I’m an incessant poster on fb. Perhaps addictively so. My posts have been 95% + in opposition to the exact thing pointed out for exactly the same reason. Bungling and the tendency to ignore or underplay badly the bias that I know to exist in enforcement organizations of all kinds. I have zero doubt that many heroic people may under some circumstances behave abominably, that too often it’s more prevalent in communities of poor or black and brown people and that despite decades of effort there remains a mountain to climb in understanding and equity at very basic levels. Race, class, gender, appearance, body language, facial expression, a multitude of factors go into split second decisions that go wrong often. Yet it’s my opinion they are too easily dismissed as errors if good people for reasons the public could not rightly get away with. No one in authority is completely capable of objectivity yet we allow law enforcement to police itself and know it fails. There’s no explanation for some of the statistics regarding culpability and we see in a technological age multiple examples of death and severe harm which are not fully explained. The destruction of trust is the natural result. This is a failure in every direction. We can do better but only by some additional review. One way is more video which is feasible but makes me nervous for several reasons. Another is civilian oversight. I’m not interested in demonization but I am interested deeply in both actual and perceptions of justice. At present both are suffering.
In post-9/11 USA, members of the law enforcement community have saint-like status and their errors in judgement are often overlooked by elected officials and forgiven by a public that has been indoctrinated to believe that it is necessary for their safety. Regardless of the heroism displayed by many in their ranks, they all must be held accountable for their actions, like any other public servant. There have to be standards of conduct for law enforcement at all levels of their organizations and service to the public has to be the basis for those standards. Ferguson is another instance where the poor judgement of a law enforcement officer has resulted in the death/serious injury to someone and the law enforcement establishment has shown that it is reluctant or unwilling to acknowledge and resolve it.
When the emotions expend themselves and ration returns, there is obviously work to be done by lots of people. It seems to me that one way to view the work of the progress necessary to reduce the odds of the “next time”, is what falls to the majority community and what falls to the minority community? While each blaming the other is natural, its equally nonproductive. But, it’s the best that some are capable of.

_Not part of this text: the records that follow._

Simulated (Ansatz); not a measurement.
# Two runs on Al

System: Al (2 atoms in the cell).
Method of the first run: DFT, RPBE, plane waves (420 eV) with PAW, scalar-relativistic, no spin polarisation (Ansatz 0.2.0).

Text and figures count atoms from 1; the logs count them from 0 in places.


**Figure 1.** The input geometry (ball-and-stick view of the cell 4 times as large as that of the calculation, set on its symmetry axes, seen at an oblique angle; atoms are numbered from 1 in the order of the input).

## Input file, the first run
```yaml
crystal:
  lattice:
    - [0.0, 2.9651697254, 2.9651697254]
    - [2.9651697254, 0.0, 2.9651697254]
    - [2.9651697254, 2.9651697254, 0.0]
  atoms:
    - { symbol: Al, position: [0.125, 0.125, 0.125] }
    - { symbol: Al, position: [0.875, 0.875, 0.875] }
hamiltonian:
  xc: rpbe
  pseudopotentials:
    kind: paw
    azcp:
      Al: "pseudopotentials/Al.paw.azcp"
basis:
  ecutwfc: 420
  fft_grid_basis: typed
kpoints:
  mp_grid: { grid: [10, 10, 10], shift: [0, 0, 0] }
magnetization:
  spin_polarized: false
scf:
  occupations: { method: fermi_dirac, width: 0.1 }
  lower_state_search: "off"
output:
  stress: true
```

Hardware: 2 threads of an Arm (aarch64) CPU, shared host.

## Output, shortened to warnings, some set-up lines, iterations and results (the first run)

For those capable of more, where to start? Jobs are certainly part of the remedy, but their creation depends largely on non political circumstance.
Education? Certainly, but I would assume that’s a struggle already undertaken by people who can influence it.
The list of possibilities is endless.
There was a recent article in the Rochester paper about our race riots in the 60s. It recounted how Joe Wilson, the then CEO of Xerox, drove into the inferno, sought out an influential black minister, and asked, “what can I do?” And listened. And acted. And worried things into reality. Leadership anxious to solve problems rather than bask in the publicity glow of them. Mr Wilson looked at it as his personal responsibility to the community that had given him so much, and a natural extension of the gift of leadership that he had been amply endowed with.
We’ll see who rises from these ashes. From among the circling vultures hoping for a free meal, will rise a community organizer who will ask, “what can I do?” What can my people do to help your people rise above these circumstances? One who will blame and alleviate the circumstances and respect the people.
The video being posted from media outlets like the Washington Post, Al Jazeera, Sports Illustrated and dozens of other major media of cops engaging in clear violation of constitutional rights is everywhere, and it’s stunning. How does the city deal with that if journalists start to sue based on violation of freedom of the press? Is the city liable? What is the fallout of those heavy-handed tactics?
These things have been happening to Black men for hundreds of years. It’s just what Europeans do to other races. And to each other when deemed necessary. There was a time when you never saw white men spread eagle under police heels. It is now common. I have often warned about little people with grown-up toys. The danger lies in the fact that it is coming closer and closer to a theater near you! Forget Kent State at your peril. Generals don’t have toys which they don’t use. Your local sheriff believes himself to be a general because he couldn’t make it in the real service. Hitler was a corporal. Beware of small people in big places!
Excellent response, Earl. The more things change, the more they stay the same; this is true of racism in this country more than anything else. People told me after I was mugged that I should have been carrying a gun. due to the circumstances and how quickly it happened would have resulted in another armed nutcase on the streets of Indianapolis.
Parents should never have to outlive their children, and nobody should ever get shot walking to their grandma’s house. I’m taking my only daughter to college tomorrow. Michael Brown was supposed to be going off to college this fall, too.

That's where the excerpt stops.